Donna Darkwolf's Love Letters and Flowers on the Sea. Kalk Bay

"Bella Ciao!" by Iris Noëlle. This is a wonderful version of 'Bella Ciao!' that I took with me to play for Donna's Birthday 24-02-2021,
because her voice sounds like Donna's, in sharpness and timbre - as she would sound if she was singing this protest song.

Donna Darkwolf's Love Letters - now all on this website - join Donna in her Ocean, with her Birthday Flowers.

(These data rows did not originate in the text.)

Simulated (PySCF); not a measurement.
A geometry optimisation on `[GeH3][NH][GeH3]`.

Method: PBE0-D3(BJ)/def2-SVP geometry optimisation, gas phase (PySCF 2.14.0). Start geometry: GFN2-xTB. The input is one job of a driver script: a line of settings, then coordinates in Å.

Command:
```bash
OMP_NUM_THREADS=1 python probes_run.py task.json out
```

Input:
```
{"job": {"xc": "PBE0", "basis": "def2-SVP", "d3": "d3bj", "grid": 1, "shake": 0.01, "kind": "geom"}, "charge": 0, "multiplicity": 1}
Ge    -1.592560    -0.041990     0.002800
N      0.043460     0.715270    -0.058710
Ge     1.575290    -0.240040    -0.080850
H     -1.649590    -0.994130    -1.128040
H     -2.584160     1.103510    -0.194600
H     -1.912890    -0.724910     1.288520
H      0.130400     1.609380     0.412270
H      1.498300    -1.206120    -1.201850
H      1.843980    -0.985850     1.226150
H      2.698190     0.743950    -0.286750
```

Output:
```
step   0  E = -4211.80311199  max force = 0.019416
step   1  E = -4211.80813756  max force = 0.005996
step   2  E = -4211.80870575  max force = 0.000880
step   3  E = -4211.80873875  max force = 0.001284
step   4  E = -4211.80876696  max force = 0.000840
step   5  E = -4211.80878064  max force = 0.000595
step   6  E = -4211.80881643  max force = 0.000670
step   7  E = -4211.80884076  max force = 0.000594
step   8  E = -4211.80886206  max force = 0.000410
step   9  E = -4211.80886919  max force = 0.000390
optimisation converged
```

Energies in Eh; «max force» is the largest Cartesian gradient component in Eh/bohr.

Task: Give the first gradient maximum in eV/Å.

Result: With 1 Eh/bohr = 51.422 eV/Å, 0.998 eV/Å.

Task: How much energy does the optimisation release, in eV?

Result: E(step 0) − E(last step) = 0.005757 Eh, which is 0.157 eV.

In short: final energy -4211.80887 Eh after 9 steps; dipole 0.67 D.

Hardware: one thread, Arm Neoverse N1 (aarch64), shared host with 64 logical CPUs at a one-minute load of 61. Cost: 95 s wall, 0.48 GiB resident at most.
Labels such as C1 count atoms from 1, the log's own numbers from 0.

The original version of this song is very loud and rousing – since it is a Protest Song:
You can hear it here ORIGINAL: https://www.youtube.com/watch?v=4CI3lhyNKfo from BattleForTelenuovo
And FUN: https://www.youtube.com/watch?v=SGzHWrqvAtQ

Ciao! Bella Ciao! Oh Goodbye Beautiful Donna Darkwolf

Love Letters Straight From Her Heart

Now that every love letter that Donna Darkwolf ever sent me, and every article she wrote for public consumption, has been safely secured, and put into this
Celebratory Biography of Her Life – I have cast them into the Ocean, at the very place as I cast her Ashes.
At the end of the sea-wall at the green light beacon.

Donna found this Bella Ciao! on YouTube and was entranced by its mood.
I found the English translation for her

These are some of the words she picked in one of her last letters to me:

“O my Franco, my beautiful soldier

O Bella Ciao - Oh Goodbye beautiful


One morning I awakened

Oh Goodbye beautiful,


Bury me up in the mountain

Under the shade of a beautiful flower

And the people who shall pass

Will say to me: "Che Bel Fior! What a Beautiful Flower!"

This is the Flower of the Partisan

Who died for Freedom

O Bella Ciao, Bella Ciao, Bella Ciao Ciao! Ciao!

Oh Goodbye beautiful, Goodbye beautiful, Goodbye beautiful! Goodbye! Goodbye!’

Donna's Passport and Bank Cards. I had kept them "for just in case". That's over.

The History of Bella Ciao!

Celebrating Donna's Birthday 24-02-2021. At her Memorial bench, at the green light beacon in Kalk Bay Harbour.
Donna's expressed wish to have her Ashes cast at Blouberg Beach, or Kalk Bay, led me to the decision to use both locations.
Why Not? Two Dust-offs are better than one. Three actually because I took some of her Ashes to the Great Pyramid, along with a knot of her hair.

Bella Ciao is an Italian protest folk song that originated in the late 19th century, sung by the mondina workers in protest to the harsh working conditions in the paddy fields of North Italy.

The song was modified and adopted as an anthem of the anti-fascist resistance by the Italian partisans between 1943 and 1945 during the Italian Resistance, the resistance of Italian partisans against the Nazi German forces occupying Italy, and, during the Italian Civil War, the Italian partisan struggle against the fascist Italian Social Republic and its Nazi German allies.

A Mondina is a seasonal rice paddy worker. Workers were mostly women of the poorest social classes, especially in Italy's Po Valley, from the late 19th Century into the first half of the 20th Century.